Proof 1

We will show that given a Set D, the Symmetric Difference Operator $\oplus$ over the set $P_{D} = {A : A \subseteq D}$ forms a group. So, we will show that: $< P_{D}, + >$ is a Group.

Definition: $A \oplus B = (A - B) \cup (B - A)$

Proof: We need to show that the Symmetric Difference Operator over $P_{D}$ : a) is Associative b) has an Identity Element c) has an Inverse Element

a) Associativity - In order to prove Associativity, we will show that $(A \oplus B) \oplus C = A \oplus (B \oplus C)$ Let us first show the LHS of the equation: $A \oplus B = (A - B) \cup (B - A)$ So, $(A \oplus B) \oplus C = ((A - B) \cup (B - A)) \oplus C$ Which is $(A \oplus B) \oplus C = (A - B - C) \cup (C - (A - B)$ Now, looking at the RHS of the equation: $B \oplus C = (B - C) \cup (C - B)$ So, $A \oplus (B \oplus C) = A \oplus ((B - C) \cup (C - B))$ Which is $A \oplus (B \oplus C) = (A - (B - C) \cup (C - B)) \cup ((B - C) \cup (C - B) - A)$ Now, this can be written, using $A \cup B = A + B - A \cap B$ : $A \oplus (B \oplus C) = (A - (B - C + C - B - (B - C) \cap (C - B))) \cup ((B - C + C - B - (B - C) \cap (C - B)) - A) = (A + (B - C) \cap (C - B)) \cup (- A - (B - C) \cap (C - B)) = (A - B - C) \cup (C - B + A) = (A \oplus B) \oplus C$ Therefore, the Symmetric Difference Operator is Associative.

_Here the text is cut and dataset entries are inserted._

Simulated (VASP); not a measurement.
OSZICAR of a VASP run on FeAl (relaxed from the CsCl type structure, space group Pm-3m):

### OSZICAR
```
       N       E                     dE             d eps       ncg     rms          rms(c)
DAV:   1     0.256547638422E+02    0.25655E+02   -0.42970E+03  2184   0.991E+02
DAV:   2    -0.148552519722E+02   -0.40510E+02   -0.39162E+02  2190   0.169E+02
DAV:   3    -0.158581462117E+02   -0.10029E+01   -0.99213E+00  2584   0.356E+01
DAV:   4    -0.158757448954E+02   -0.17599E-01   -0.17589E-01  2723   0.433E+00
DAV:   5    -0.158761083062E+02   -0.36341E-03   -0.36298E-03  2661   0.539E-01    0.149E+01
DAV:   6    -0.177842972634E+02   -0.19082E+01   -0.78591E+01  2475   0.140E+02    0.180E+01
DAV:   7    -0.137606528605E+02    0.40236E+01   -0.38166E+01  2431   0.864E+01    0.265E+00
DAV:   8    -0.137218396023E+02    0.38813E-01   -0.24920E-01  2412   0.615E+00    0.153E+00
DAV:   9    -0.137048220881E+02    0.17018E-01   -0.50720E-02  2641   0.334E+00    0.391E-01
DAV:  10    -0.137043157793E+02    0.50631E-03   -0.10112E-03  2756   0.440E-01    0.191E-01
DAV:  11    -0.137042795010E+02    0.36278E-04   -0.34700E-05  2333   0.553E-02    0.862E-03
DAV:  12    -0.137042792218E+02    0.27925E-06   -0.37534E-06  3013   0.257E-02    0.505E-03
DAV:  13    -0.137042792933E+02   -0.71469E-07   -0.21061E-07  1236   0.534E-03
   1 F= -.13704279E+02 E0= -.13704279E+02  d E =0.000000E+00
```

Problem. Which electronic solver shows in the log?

2) Existence of Identity Element: For the identity element, we need the condition that: $A \oplus E = A$ So, by definition, $ϕ \subset P_{D}, \forall D$ Now, $A \oplus E = (A - E) \cup (A + E) = A$ We see that, if $E = ϕ$ , then, $A - E = A - ϕ = A$ Similarly, $E - A = ϕ - A = ϕ$ So, $A \oplus ϕ = (A - ϕ) \cup (ϕ - A) = A \cup ϕ = A$ Therefore, the Identity Element is $E = ϕ$

3) Inverse Element: For the Inverse Element $\forall A \in P_{D}, ∋, A \subset D$ , we need to show that $\exists A^{^{'}} \in P_{D}, ∋, A \oplus A^{^{'}} = E$ Now, $(A - A^{^{'}}) \cup (A^{^{'}} - A) = ϕ$ So, we need, $(A - A^{^{'}}) = ϕ$ and $(A^{^{'}} - A) = ϕ$ Therefore, this implies that $A^{^{'}} = A$ Therefore, the Inverse Element for an element A is the element itself.

Now, as $A \oplus B, \forall A, B \in P_{D}$ for some D is associative, has an identity element and an inverse element: $< P_{D}, \oplus >$ is a Group.

QED.